Thursday, March 21, 2013

Dramatic Tension with Mt. Hope

The Journal published this morning that the main backer for General Moly's (GMO) Mt. Hope molybdenum mine, Liu Han (chairman of Hanlong Group), has been detained in China. GMO was hoping to secure a loan to the tune of $660M to finance construction through Hanlong Group.

Having recently wrote a thesis on a quantitative pricing model for molybdenum that mentions GMO as a candidate with significant upside on rising moly prices, I'm inclined to comment.

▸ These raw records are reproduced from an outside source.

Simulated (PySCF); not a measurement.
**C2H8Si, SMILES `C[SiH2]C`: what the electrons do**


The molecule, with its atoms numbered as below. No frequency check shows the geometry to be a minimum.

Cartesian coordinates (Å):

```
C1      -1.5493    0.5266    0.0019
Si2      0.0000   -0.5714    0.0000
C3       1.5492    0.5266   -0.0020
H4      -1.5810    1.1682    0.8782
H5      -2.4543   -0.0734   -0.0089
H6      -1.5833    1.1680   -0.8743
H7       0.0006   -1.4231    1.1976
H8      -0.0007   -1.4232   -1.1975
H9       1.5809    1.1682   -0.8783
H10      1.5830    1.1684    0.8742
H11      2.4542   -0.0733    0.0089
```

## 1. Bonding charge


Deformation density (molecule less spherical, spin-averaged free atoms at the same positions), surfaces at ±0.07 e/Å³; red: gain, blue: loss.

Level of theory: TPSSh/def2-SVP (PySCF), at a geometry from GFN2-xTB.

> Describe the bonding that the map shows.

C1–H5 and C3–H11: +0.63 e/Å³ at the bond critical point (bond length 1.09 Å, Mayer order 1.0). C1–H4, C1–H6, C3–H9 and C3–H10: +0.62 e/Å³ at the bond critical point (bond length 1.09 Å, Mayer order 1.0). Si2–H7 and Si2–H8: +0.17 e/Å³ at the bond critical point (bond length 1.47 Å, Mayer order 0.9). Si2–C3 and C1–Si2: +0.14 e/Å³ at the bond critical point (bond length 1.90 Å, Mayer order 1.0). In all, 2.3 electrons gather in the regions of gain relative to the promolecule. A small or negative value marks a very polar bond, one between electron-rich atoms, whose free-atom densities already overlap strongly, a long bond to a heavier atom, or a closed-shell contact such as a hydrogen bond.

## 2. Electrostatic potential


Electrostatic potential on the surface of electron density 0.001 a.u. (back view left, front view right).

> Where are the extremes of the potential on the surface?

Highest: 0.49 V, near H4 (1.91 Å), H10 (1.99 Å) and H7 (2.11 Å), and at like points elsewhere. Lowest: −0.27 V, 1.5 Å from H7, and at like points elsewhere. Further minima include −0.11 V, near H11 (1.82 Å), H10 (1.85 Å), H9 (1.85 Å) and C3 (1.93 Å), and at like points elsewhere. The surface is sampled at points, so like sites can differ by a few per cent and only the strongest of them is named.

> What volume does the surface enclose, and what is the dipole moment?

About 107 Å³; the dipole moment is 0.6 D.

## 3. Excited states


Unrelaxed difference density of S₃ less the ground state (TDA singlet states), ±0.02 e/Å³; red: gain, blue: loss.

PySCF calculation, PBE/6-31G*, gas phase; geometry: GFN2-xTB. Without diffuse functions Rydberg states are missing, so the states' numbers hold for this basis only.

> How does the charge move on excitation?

The gist of my long GMO call focused on a few things:

  1. GMO has hedged out the downside on moly prices. Molybdenum prices have hovered in the $10-12 plb range since the start of 2012 and the industry faces a supply glut going forward, so I can't expect prices to rise barring some significant, sustained demand shock. For the first five years of production, GMO has all of it's moly sold through forward contracts. These contracts ensure that 75% of the moly produced in the first five years will be sold at $14-15 plb. When you're hoping to produce 32 million lbs of moly per year out of the gate, that's around $252M in secured revenue. Assuming $10 plb moly, the remaining 8 mlbs would contribute $80M. With cash costs of about $6 plb projected, that means that they're spending around $192M to generate $332M or $140M in profits from moly operations. Net servicing debt and costs not included in cash costs per pound, that $140M number will decline but it's hard not to see profitable operations.
  2. In light of (1.), I think GMO can weather the sour moly prices. All they need to do is survive and pray for volatility. Much like in Soviet Russia, in moly, volatility finds you. 2002-2005 isn't likely a repeat scenario, but moly seems like a good a bet as any for upside potential.
  3. All of this hinges on securing financing. The sooner GMO gets into the game, the better.
Is this news an entry point to upside moly exposure in the long term? Sure looks like it. Shares dropped overnight almost 20%, hitting a low of $2.10 from $2.80 the night before. One thing is for sure. Using this as an entry point is doubling down on volatility: once for molybdenum prices and twice for the Chinese legal system.